MANILA, Philippines - The Commission on Elections (Comelec) has deputized the Anti-Money Laundering Council (AMLC), the Commission on Audit (COA), and the Bureau of Internal Revenue (BIR) to assist poll officials in monitoring candidates' compliance with the country's campaign finance laws, according to a new resolution issued on Wednesday, January 16.
Under Comelec Resolution 9616, the Comelec law department will turn into a "Campaign Finance Unit," tasked to implement campaign finance laws and the Fair Elections Act. It is the main body responsible for monitoring expenses of senatorial candidates, political parties, and party-list groups during the campaign period for the May elections. If needed, it can seek the assistance of AMLC, BIR, and COA.
The regional, provincial, municipal, and city directors, supervisors, and officials will perform the same tasks in their respective areas.

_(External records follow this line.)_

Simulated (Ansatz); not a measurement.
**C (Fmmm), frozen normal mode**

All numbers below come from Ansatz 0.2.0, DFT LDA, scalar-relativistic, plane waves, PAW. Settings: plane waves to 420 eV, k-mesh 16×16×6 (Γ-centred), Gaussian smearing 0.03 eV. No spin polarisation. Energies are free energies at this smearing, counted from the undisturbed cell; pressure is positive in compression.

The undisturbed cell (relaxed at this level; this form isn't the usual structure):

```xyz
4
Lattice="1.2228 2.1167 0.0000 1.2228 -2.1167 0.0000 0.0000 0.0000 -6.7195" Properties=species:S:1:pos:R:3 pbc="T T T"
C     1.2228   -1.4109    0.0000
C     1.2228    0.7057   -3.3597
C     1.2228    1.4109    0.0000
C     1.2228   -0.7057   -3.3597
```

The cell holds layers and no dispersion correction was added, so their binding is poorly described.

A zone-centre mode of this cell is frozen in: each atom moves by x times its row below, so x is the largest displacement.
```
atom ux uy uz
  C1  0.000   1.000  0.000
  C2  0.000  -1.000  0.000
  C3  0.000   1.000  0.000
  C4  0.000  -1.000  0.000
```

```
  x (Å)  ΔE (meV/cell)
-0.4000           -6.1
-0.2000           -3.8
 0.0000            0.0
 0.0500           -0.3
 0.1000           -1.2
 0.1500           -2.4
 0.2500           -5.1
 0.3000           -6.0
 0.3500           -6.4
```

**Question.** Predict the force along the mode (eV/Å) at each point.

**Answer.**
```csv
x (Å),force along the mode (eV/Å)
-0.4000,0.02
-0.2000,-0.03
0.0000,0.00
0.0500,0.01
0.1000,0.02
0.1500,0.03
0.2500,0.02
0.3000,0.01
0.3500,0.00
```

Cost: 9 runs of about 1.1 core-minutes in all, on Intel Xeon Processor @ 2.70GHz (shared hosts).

"In anticipation of the increased economic activity that usually occur every election, the Anti-Money Laundering Council is hereby deputized to monitor and ensure that proceeds from unlawful activities... are not used to commit money laundering... in the guise of campaign contributions and expenditures during the campaign period," reads Section 20 of Resolution 9616.
AMLC may be able to help curb vote-buying, said Comelec Commissioner Rene Sarmiento.
Visiting campaign headquarters
Comelec also has "visitorial power" to inspect records of contributions and expenditures of candidates. This is where BIR and COA may be able to help. With a letter of authority coming from Comelec, BIR and COA officials may visit campaign headquarters to inspect their records.
The Campaign Finance Unit may also monitor political rallies and election meetings to make sure no election offenses are committed. They may use photographs and videos to supplement affidavits and other documentary evidence to prove offenses.
It is also the task of the unit to ask candidates to submit accurate campaign finance disclosure statements after the campaign period. The deadline for this document is June 13, 2013, or a month after the elections.
To make sure the submissions are accurate, the unit will have to, among others, conduct price surveys to determine prevailing rates for campaign tools and services.
Comelec chairman Sixto Brillantes Jr vowed to be stricter this coming elections. A separate resolution - Comelec Resolution 9515 - details new rules governing the use of campaign tools and services.
Among the new rules are the following:
1) The 120-minute limit to television advertising applies to all networks;
2) The 180-minute limit to radio advertising applies to all stations;
3) Online election propaganda will also be monitored and limited;
4) Tandem ads will be deducted from both candidates' airtime;
5) Candidates cannot hang campaign paraphernalia on trees;
6) Candidates must also remove campaign paraphernalia after the campaign period;
The Campaign Finance Unit will have access to advertising contracts and broadcast orders.